Groups calling themselves members of the Wise Use movement represent landowners, loggers, off-road vehicle users, miners and other individuals who are often at odds with legislation enacted to protect and preserve public lands. The term "Wise Use" was co-opted from Gifford Pinchot, first chief of the Forest Service, who advocated the wise use of natural resources. Unfortunately, anti-environmental groups are committed to opening up public lands not only to harmful resource extraction, but to outright exploitation. They also seek to frighten people with paranoid stories about government take-overs, and similar delusional tales of United Nations usurpation of U.S. sovereignty.

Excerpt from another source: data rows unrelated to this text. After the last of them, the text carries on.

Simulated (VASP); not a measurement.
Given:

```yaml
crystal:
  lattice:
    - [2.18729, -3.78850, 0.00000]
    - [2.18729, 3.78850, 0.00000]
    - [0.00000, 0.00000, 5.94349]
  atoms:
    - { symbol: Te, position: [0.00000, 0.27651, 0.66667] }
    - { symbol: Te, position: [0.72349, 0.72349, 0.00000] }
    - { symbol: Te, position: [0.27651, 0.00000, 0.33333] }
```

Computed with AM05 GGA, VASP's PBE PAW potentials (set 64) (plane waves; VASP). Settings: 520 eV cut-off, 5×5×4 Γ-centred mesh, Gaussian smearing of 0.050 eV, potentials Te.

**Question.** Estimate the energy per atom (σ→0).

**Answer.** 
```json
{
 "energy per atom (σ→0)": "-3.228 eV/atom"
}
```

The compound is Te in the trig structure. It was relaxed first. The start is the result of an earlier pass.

Though their ideas are often wacky, these groups have become a thorn in the side of progressive conservation efforts. They've gained footholds in the political machine of Minnesota, particularly in the NE, NW, and SE, and they continue to organize. In general, the movement believes that the government should not own land, that private property rights need not recognize responsibilities to the common good or environment, that the authority of counties is equal to that of the state and federal governments, and that environmental laws, and those people that support them (and agencies that implement them), are the cause of all rural job insecurity. To that end, they prey upon the fears of non-unionized rural workers dependent upon natural resources, villainizing those in support of conservation and natural resource agency employees. They oppose all land use restrictions - thus wilderness designation is one of their favorite targets. But they also oppose even lesser levels of resource protection - travel restrictions on ATVs, OHVs, and personal watercraft, etc. Even the existence and creation of state owned and managed wildlife management areas are now under attack by the movement, and they oppose federal acquisition of waterfowl production areas, national wildlife refuges, and parks. Where these places already do exist, the Wise Use movement maintains that they should be open to oil and gas drilling, logging, grazing and other uses contrary to the purpose of the land use designation. Wildlife, fish and plant species that are threatened or endangered are "non-adaptive species" in the language of Wise Use, and are not needed (nor are the laws that protect these species from extinction).

According to award winning environmental writer Ted Williams,

"The principle organizers/promoters of Wise Use are Alan M. Gottlieb and Ron Arnold. Gottlieb, who runs the not-for-profit Center for Defense of Free Enterprise, has done time in the slammer for filing false income tax returns and failing to pay taxes. Arnold has ties to Reverend Sun Myung Moon's Unification Church."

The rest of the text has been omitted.